Table Of Contents

Previous topic

Public Data Commons

Next topic

Bionimbus PDC Resource Guide

This Page

Hadoop Resource Guide - OCC-Y and Skidmore

OCC-Y

Connecting to the OCC-Y Hadoop cluster:

  • You must log in to the available server. All files not stored in HDFS should be stored in

    your home directory. Your home directory is shared at the login node below.

    • Use occy.opensciencedatacloud.org to ssh to the login node.

      ssh -A username@occy.opensciencedatacloud.org

  • Once logged in you may issue commands as needed.

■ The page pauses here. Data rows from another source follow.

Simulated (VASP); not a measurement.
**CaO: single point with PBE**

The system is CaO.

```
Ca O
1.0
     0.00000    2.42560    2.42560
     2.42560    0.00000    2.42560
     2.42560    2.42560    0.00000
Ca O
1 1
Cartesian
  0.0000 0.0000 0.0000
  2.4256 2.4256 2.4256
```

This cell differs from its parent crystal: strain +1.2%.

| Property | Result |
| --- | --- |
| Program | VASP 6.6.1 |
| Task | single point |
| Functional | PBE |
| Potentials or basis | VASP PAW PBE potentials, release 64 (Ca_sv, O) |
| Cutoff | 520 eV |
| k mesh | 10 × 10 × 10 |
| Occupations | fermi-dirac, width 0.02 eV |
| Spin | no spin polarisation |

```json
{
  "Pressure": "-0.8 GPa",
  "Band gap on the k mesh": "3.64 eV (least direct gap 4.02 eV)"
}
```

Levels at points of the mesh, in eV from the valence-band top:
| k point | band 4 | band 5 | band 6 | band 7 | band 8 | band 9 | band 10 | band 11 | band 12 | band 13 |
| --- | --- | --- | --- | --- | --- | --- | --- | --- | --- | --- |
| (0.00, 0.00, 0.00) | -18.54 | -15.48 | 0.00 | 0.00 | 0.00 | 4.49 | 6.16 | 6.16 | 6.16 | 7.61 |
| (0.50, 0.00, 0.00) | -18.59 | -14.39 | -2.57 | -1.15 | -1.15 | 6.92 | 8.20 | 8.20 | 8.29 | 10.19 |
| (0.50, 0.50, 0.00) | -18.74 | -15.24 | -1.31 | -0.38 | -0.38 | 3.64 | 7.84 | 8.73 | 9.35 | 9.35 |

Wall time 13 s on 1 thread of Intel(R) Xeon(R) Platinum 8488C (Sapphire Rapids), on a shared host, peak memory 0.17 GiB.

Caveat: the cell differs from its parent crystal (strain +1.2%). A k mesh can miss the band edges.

    • example of seeing files in your hdfs directory:

      hadoop fs -ls  /user/$USER

    • example of launching a job:

      hadoop jar /opt/hadoop/hadoop-examples-0.20.203.0.jar wordcount /user/$USER/in/ /user/$USER/out/

Loading and Accessing Data on the OCC Y Hadoop Cluster:

  1. Before Hadoop jobs can be run over data it needs to be loaded into the Hadoop filesystem HDFS. Loading data in and out of the Hadoop cloud is done in two stages. First data must be loaded into your home directory. Then from there it is loaded into HDFS. All users have a home directory inside hdfs at /user/$USER. Please note that the HDFS filesystem is completely separate from the usual linux filesystem. Please only reference /user/$USER inside HDFS. Please use scp, sftp, rsync, or UDR to load data in and out of OCC Y.

  2. Once the files exist on your home directory they can be loaded into your HDFS directory at /user/$USER with the hadoop fs/dfs commands.

    • Copy files into hadoop

      hadoop fs -moveFromLocal /home/$USER/source_on_local_disk /user/$USER/target_in_hdfs

    • Copy files out of hadoop

      hadoop fs -copyToLocal /user/$USER/source_in_hdfs /home/$USER/target_on_local_disk

Skidmore

Connecting to the Skidmore cluster:

  1. ssh, forwarding your ssh key, into skidmore.opensciencedatacloud.

    ssh -A username@skidmore.opensciencedatacloud.org

  2. Once logged into skidmore.opensciencedatacloud.org, you may issue commands as needed. Make sure /opt/hadoop/bin is in your path.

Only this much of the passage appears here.